Features
Some tidbits from my practice in the District Court of Colombo
(Excerpted from A Life in the Law)
by Nimal Wikremanayake
After an initial period of hardship, my practice took off and by 1968 I had become one of the leading Junior Counsel in the District Court of Colombo. Everything was easy and I was not subjected to any exertion whatsoever.I had acquired a special car parking spot dose to the District Court of Colombo in the most unusual circumstances. Shortly after I was called to the Bar, I drove into the court complex and saw a vacant area there. I parked my car in a spot under the window of a large building.
I was unaware that the spot was near the Chief Justice’s chambers. An attendant came out from inside the courts and started screaming at me, ordering me to move my car. The chief attendant then came running out and said, “Do you know whom you are shouting at? That is Mr Guy Wikramanayake, the Queen’s Counsel’s son.’ The attendant apologized profusely to me for his rudeness and I never had any trouble parking my car by that window for the next 10 years.
When I left for court every morning, the servant woman would prepare my lunch, which consisted of rice and curry. I took this lunch to work in a large thermos flask called a tiffin carrier. When I arrived at court I would be met by an attendant who took my lunch into the lunch room where I had a special seat assigned to me. Then he would take my bag into the robing room and place it on a table in my Uncle Eric’s robing cupboard. Uncle Eric, Dad’s elder brother, had a special robing cupboard, one of the few in the robing room.
After 1967, as I was in court most days, I would give the attendant a list of the books I needed and told him which court they had to be taken to. He would collect these books from the library and take them to that court. Shortly before 10.30 am I would robe and go to court.By 1968,1 had two or three cases a day in the five District Courts. A small fee was paid to keep my case down when I was occupied in another court. Judges were accommodating so when they were told that I was on my feet in another court, they would keep the case down for me.
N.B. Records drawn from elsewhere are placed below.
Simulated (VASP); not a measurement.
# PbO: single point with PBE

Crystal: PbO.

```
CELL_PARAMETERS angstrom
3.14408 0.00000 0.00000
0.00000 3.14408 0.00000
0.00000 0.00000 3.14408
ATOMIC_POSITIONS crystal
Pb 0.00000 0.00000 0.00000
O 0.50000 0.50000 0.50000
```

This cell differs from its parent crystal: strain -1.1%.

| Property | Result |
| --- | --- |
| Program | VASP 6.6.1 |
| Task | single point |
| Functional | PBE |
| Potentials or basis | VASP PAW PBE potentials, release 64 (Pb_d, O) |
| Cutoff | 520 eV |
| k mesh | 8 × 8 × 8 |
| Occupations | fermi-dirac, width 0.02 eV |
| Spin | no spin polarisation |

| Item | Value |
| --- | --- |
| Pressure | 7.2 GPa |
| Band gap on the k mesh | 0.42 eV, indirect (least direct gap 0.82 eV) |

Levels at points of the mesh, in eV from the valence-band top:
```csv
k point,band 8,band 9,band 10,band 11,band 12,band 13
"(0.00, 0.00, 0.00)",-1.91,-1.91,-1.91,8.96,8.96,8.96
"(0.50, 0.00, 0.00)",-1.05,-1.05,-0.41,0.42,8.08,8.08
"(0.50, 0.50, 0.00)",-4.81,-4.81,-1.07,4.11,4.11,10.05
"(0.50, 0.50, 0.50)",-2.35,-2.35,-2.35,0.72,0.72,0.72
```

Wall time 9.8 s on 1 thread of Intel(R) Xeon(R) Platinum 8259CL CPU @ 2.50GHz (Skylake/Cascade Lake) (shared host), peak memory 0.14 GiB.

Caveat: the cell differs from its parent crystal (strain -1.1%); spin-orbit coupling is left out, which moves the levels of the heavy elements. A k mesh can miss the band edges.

All of us advocates were paid in cash for all the cases we had on any one day. This was what I was to leave behind. The reverse occurs in Australia. A barrister has to wait, often a considerable period of time, before he receives his fees.I remembered the advice Michael Dias gave me when I was preparing for my final examination at Cambridge. His advice stood me in good stead in 1968. A proctor who briefed me regularly asked me whether I knew anything about the law of defamation. I knew nothing about it but I boldly said, “Of course, I know quite a lot about it.” Hearing this, he handed me three large defamation briefs.
I took a month off and went to Trincomalee on the east coast of Ceylon for a holiday to read Gatley on Libel and Slander from cover to cover three times in the month. When I came back, I won all three cases all against eminent Queen’s Counsel even though I had been only ten years at the bar.
A well-acted divorce case
By 1968 I had a large practice in the District Court in Colombo. A substantial part of it involved divorce work. I was young and enthusiastic, and reveled in breaking up marriages until the time I had a most unusual divorce case. My client’s brother had been gambling heavily and got into serious financial difficulties, My client, a woman, went to assist him and borrowed money from an Afghan money lender. Afghan money lenders were numerous in Ceylon and they had no respect for the Money Lending Act which kept the interest rate at 32 per cent. These Afghans charged 132 per cent per annum for one year and at the end of the year the loan was renegotiated.
What they did was if one borrowed Rs 10,000, the loan was fixed at Rs 20,000 with interest at a maximum of 32 per cent. At the end of a few years, the loan had blown up considerably. I successfully appeared in many money lending cases against these moneylenders later on in my career in Ceylon.
To return to my story, this poor lady went to a money lender to help her brother out. Soon she was heavily in debt. Her husband was furious and brought proceedings for divorce on the ground of constructive malicious desertion. My lady was a Pentecostalist and still loved her husband very much. She turned up for the consultation with her daughter, a slip of a girl of 16. Throughout the consultation, the daughter kept sobbing and crying and pleading with me to prevent her father divorcing her mother. What could I do?
When the case was called, I got up and asked the judge for his indulgence to open my case for the defendant. The judge and plaintiff’s counsel agreed. I started with the parties’ marriage. I spoke slowly and softly. You could hear a pin drop in the court. I spoke for twenty minutes, tracing their marriage, the ups and downs and the highs and lows. The love they had for each other. The gift they received when they had a baby girl. What a little treasure she was.
I had a purpose in this address, which was to break the little girl down. Suddenly the girl started screaming and yelling at the top of her voice, “Daddy, darling daddy, don’t divorce mummy!” It was a sight to behold. I went over to her, cradled her in my arms and pacified her. The judge looked over at my opponent and said, “Mr Sethukavalar, there is no way known that I am going to give your client a divorce.” The little girl saved the day for me. The parties were reconciled.
Now that I am on the subject of divorce, I might mention a strange divorce case my father was involved in. He was appearing for a co-respondent in a divorce case, a young man in his twenties who had one unusual feature: he was completely bald. As Dad was walking to court, he saw his opponent who was acting for the plaintiff/husband talking to a servant boy who was obviously giving evidence for the husband.
The advocate was facing the other way and did not see Dad. Dad stopped to light a cigarette and listened to the conversation. The advocate, Joe Fernandopulle, told the servant boy that the co-respondent would be seated behind the lawyer on the other side. Dad got the co-respondent to sit in the well of the court and got his brother, who had a full head of hair, to sit behind Dad. When giving evidence, the servant boy mistakenly identified the brother, so the case was lost.